SWMR and Hdf5 Translation
Recently (Jan 29 2015) I (davidsch) took a look at the beta work of the SWMR model (single writer multiple readers) that the hdf5 group is working on. As it is planned now, there are a few limitations that would necessitate changes in how the DAQ records data, as well as in the Translator. Below is an email exchange with the hdf5 group that covers this. The summary is that SWMR will only support the datasets, all the groups have to be known and created before SWMR can take place.

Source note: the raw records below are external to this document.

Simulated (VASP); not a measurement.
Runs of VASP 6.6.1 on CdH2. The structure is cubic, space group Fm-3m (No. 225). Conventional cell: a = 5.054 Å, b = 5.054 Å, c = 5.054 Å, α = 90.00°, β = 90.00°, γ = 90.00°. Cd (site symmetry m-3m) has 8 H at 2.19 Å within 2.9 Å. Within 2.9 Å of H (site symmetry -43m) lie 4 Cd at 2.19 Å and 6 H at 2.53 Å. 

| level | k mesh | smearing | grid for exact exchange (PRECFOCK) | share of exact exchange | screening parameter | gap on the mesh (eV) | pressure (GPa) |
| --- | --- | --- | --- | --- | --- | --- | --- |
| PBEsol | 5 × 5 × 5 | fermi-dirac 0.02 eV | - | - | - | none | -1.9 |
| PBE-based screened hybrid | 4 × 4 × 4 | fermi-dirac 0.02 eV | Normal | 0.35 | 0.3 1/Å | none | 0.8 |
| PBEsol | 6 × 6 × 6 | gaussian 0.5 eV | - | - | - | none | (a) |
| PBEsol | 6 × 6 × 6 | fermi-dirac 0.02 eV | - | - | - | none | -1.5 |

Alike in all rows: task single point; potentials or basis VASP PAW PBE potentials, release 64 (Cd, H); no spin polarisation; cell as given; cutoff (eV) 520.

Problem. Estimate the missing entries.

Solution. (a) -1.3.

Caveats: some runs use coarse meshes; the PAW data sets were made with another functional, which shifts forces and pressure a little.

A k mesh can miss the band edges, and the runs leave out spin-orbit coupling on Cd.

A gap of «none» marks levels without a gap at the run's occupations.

Another limitation that we gathered after meeting with Quincy at SLAC sometime in late 2014 was that you cannot start moving hdf5 files as soon as they are written. That is once the file is closed, the library needs to do some things to the header of the file. This would affect our data management model were we to write natively to hdf5.
email transcript:
Parallel I/O and HDF5 Translation
The Hdf5 library currently supports parallel I/O using MPI underneath. In the meeting with Qunicy at SLAC in late 2014 we get a good sense of how we would have to change things to use this model. Here are the main points and consequences:
- In this model, you create all your groups and datasets collectively, and then different MPI ranks fill in the datasets.
- No dataset can contain variable length data nor can a dataset contain compressed data.
This would be a big change for the Translator. It seems we would have to wait for the xtc to be written so that we know what datasets to create, and how long each one is (how many events we took, etc). So we wouldn't be able to do 'live' translation, and let users read parts of the translation (like a translated calib cycle) while the whole run is getting translated (see The XTC-to-HDF5 Translator - the MPI split scan section). Also no compression is a big limitation for users moving files offsite. However I would expect faster translation.
It may be that the hdf5 group can lift these limitations and are working on it - I believe I saw a reference to parallel compressed data in a white paper Amedeo sent around once, but no details.
Virtual View and HDF5 Translation
The hdf5 group has announced (around Jan 2015) their plans for a virtual view layer. I believe this is coming within 1-2 years? Now we can create a master hdf5 file that contains links to hdf5 groups or whole datasets in other hdf5 files. My understanding of the virtual I/O layer is that within a dataset in the master file, we can link each dataset entry to a different dataset entry in another hdf5 file. This would allow us to translate each of the DAQ streams in parallel, into separate hdf5 files, while maintaining an easy to navigate master file that orders the events appropriately from the different streams.
Compression and HDF5 Translation
Presently when we compress, we limit ourselves to the standard compression algorithms that are available with the Hdf5 library. When users export their data offsite, their offsite installation of hdf5 will be able to decompress the data. Although we could use a custom compression algorithm and get much better performance, we would then we responsible for maintaining builds of the custom compression algorithm for all of our users target platforms, or a mechanism for users to build the library themselves. In a recent technical talk that Qunicy gave (January 2015) I asked if they had thought about including the decompression filter in the hdf5 file in some way, perhaps as Java byte code. He said they had, but one of the goals of hdf5 is longevity of the data - on the order of 40 years. Including java byte code or even a Python script, adds a dependency on Java or Python that is not desirable. He then contrasted this to the current dependency that one gets by using the standard compression algorithms, such as on an external gzip library - but since those algorithms are so common, it is not as problematic of a dependency.